Commentary: Children, Bleeping and Learning
I have always loved children. One of the things that I love most, is the wonder with which children view the world. Young children notice things that we, as adults, take for granted. Children are, by nature, curious, with a healthy need to explore. They look at things with a different eye, and make new discoveries because they have no pre-determined frame-of-reference. This is how young minds develop and flourish.
And, observing children, can bring us perspective as adults (as well as teaching us a thing or two!).
To provide background as to my frame of reference: I spent the last 16 years of my life working in a specialty toy store. It was an old-fashioned place, where you could find things that were nostalgic. Our shop avoided battery-operated toys. Children (and adults) were able to touch, and play with, the merchandise – and were actually encouraged to do so. The sales slips were all handwritten; our inventory was extensive and not computerized (and therefore “taking inventory” was a 4-letter word!!)
From a personal standpoint, my husband and I are fortunate enough to have six grandchildren.
I confess that I am scared for the current generation of children.
While modern technology has its merits, it also has flaws that need to be acknowledged.

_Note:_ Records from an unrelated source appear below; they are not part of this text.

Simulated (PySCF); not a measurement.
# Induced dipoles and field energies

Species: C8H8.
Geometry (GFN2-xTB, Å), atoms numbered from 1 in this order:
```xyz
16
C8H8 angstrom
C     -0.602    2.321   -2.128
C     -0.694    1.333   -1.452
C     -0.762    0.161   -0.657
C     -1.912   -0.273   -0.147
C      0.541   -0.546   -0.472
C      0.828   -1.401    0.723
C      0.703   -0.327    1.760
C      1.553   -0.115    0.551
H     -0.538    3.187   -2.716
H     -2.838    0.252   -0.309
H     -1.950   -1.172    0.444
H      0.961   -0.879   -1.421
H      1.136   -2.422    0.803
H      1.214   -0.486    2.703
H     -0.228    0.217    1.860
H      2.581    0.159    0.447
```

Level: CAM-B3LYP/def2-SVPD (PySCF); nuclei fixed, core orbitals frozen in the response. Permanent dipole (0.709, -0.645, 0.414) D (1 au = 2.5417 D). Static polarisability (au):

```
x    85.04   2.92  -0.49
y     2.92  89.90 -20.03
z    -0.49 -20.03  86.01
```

How many times do we see children with parents who are more focused on their cell phones than on their children?
I see young children with their parents in a toy store: instead of interacting with each other… instead of sharing the play experience…. these children are often, to a great extent, ignored and neglected by parents who are completely focused on their electronic devices.
What message does that send to these children? That you need to be “connected” at all times, to the exclusion of your surroundings? Does it mean that what is happening on that electronic device, is more important than paying attention to the child -- who is simply trying to ask for attention or guidance from a parent?
Moreover, the children are confronted with constant bleeps and screens. I see children (including our own grandchildren), given a “smart” phone, with an electronic game to play, to keep them amused and silenced. In the olden days, the parents had to put some effort into teaching children appropriate behavior – now, the children are often given bright colored screens, simply to keep them quiet.
The excuse is often that these electronic devices are educational or stimulating… but is that really true?
In the cars, our children used to look out the window. They would see the world; they would observe and learn. Now, it makes me sad to see so many children, simply staring at a TV screen during a car ride. Sure, it keeps the children calm and entertained… but at what cost to the young developing minds of the future generation?
Our own grandchildren (unfortunately) live in another state. I remember visiting their homes, when they were still under the age of 1, and being personally appalled by the number of toys that had music, sound, lights and action. The overstimulation was amazing.
And, as a toy store owner, I remember vowing to find more classic baby and toddler toys that weren’t battery-powered or super stimulating – a task which was much more challenging than it sounds.
To my surprise, the bigger challenge, was often to convince parents – and even grandparents – to purchase these toys. Many people have the attitude that these simpler toys are not “challenging” enough for children. I am amazed by how many people have told me that their child is “too advanced” to play with a ball.
Simple blocks, puzzles, ball-pounding, pull toys…. these are things that have entertained, and educated, children for generations. These are the toys that have true play “value”.
The trend to buy more and more volume, and more and more high tech, is not a good thing.
When I was a new parent myself, I recall reading a valuable piece of advice: it’s a good thing when your child is bored, because that’s when his/her mind has the opportunity to wander a bit, to think creatively, to come up with new ideas….
To really learn… to really grow… and to really thrive, children need down time. They need some time without structure – and without so many constant distractions. They need time without bleeps and lights and sounds and buttons.
And, sometimes, they also need their parents. They need their parents’ undistracted attention.
Maybe today’s generation could use a little more boredom.